Last week, I spent a week at Notre Dame in South Bend at a conference called "ND Vision-CYM." When I had signed up, I was basically planning on being a chaperone for high school teens like I have been for a wide variety of different events in the past.
I was wrong though. While ND Vision is a program for teens, the CYM portion is geared just for the adults. The teens are taken care of by "mentors"--college students who help guide them and expand their faith and the adults have minimal contact with the youths.
As soon as I realized this, I was excited. With no kids to be responsible, I could have a nice relaxing week to myself. Was I ever wrong. At Vision, God pushed me and pulled me and turned me inside out. He really put me through the gauntlet. And I loved every moment of it. So, like I did after returning from NCYC, I've made a list of my favorite things about ND Vision-CYM. You may think some things are missing from my list, such as the grotto or the Basilica of the Sacred Heart. They aren't missing. Those items would be part of my "Favorite things about Notre Dame" but this is solely covering my experiences for this week.

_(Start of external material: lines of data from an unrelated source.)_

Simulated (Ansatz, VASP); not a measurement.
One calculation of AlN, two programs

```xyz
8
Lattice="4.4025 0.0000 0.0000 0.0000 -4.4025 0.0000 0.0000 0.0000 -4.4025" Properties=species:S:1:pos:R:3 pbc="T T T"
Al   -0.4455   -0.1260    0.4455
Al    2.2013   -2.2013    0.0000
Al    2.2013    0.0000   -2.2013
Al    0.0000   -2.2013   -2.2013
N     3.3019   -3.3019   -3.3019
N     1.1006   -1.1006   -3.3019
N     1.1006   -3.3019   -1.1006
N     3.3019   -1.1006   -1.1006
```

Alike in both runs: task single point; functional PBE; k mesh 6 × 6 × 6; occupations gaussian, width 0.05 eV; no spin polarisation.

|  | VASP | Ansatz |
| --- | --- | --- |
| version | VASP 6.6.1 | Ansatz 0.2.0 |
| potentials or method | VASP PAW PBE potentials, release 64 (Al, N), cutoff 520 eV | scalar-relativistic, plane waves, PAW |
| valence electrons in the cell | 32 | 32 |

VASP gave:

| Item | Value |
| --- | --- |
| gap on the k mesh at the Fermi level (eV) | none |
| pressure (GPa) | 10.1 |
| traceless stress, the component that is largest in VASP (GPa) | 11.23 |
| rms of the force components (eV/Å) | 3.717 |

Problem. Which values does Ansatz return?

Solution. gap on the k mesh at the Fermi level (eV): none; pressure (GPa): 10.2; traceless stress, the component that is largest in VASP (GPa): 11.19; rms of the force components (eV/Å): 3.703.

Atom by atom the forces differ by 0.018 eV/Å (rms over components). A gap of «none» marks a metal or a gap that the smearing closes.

1. Closing mass-- As I said, this week was very trying for me. There were a lot of tears shed. I felt the presence of God like I had never felt Him before. What was lacking, was joy and it concerned me. I was having a good time but that joy, that I've always been proud to show off was missing. Until the closing mass. There, something happened that made me smile and giggle a little bit. And then, I could not help but to smile. God was there with me again and I was smiling ear to ear. I actually got the attention of the person next to me to show off my smile.
2. The Presence of God. God was with me all week. But one incident, though subtle, struck me as miraculous. Wednesday afternoon, I had decided to spend some time in prayer and to walk around one of the lakes on campus----the Lake of St. Mary. Along the back side of the lake was a bench and I sent down for a few minutes of alone time with God. There is nothing around me a view of the campus and woods. All of a sudden, I smelled the fragrance of flowers. It wasn't strong but it wasn't subtle. I looked to my left and I looked to my right. I felt it was a sign that God was with me. I've since been made aware that the scent of flowers is a sign of the presence of the Virgin Mary. It was the Lake of St. Mary. Perhaps this was it. I'm not saying who was there. I'm just describing what I experienced.
3. Returning Home At the opening theological primer, Dr. Timothy O'Malley quoted St. Augustine when he said, "My heart is restless, O Lord, until it rests in you." When I returned home at about 1:30 on Saturday morning, I saw my wife Abby as a sacramental---a physical sign of God's grace and love and a symbol of this quote. It was more than just being home. It was more than being with my spouse. I was calm. I was relaxed. As Abby placed her hand on my forearm, I felt God's calming presence.
4. Reconciliation Tuesday evening was reconciliation and I went for the first time in three months. Confession is so freeing. It will probably make any list of my favorite things. This was even freeing in the penance given. It wasn't difficult but it was challenging. It pushed me and made me think.
5. Solitude Prior to the reconciliation service on Tuesday night, I spent some time alone. I went down to the Lake of St. Joseph where the have a Stations of the Cross set up. I did that and was pleasantly surprised when I discovered that at station 12---the crucifixion--there is a life sized statue of the crucifixion along with statutes of the Virgin Mary and, I assume, Mary Magdaline, along with a kneeler so you can pray at the foot of the cross. Afterwords, I continued to walk around the lake. I then went towards the Basilica of the Sacred Heart. As I walked under the Golden Dome I realized I was alone. Literally, there was not another human in sight--up and down the normally busy quad. I realized that I was alone during most of the time while I was walking the lake. I then went inside the basilica and there were only a couple of people in the large church. I felt as if I were alone with Jesus. I enjoyed the quietness, with no distractions. I enjoyed the solitude, although I know I wasn't alone.
And---as an extra bonus . . .
6. Adoration -- just like reconciliation, will make any of my "favorites" list. This was in a beautiful chapel in one of the dorms. I walked in with my friend, separated and went over by a window, set my stuff down and sat there in quiet prayer. The priest then came in, took the Blessed Sacrament from the tabernacle and placed it in the monstrance. I placed my arms across the back of the chair in front of me and placed my forehead on my arms and a wave of emotions came over me and tears started streaming down my face. What a feeling to be in the physical presence of Jesus.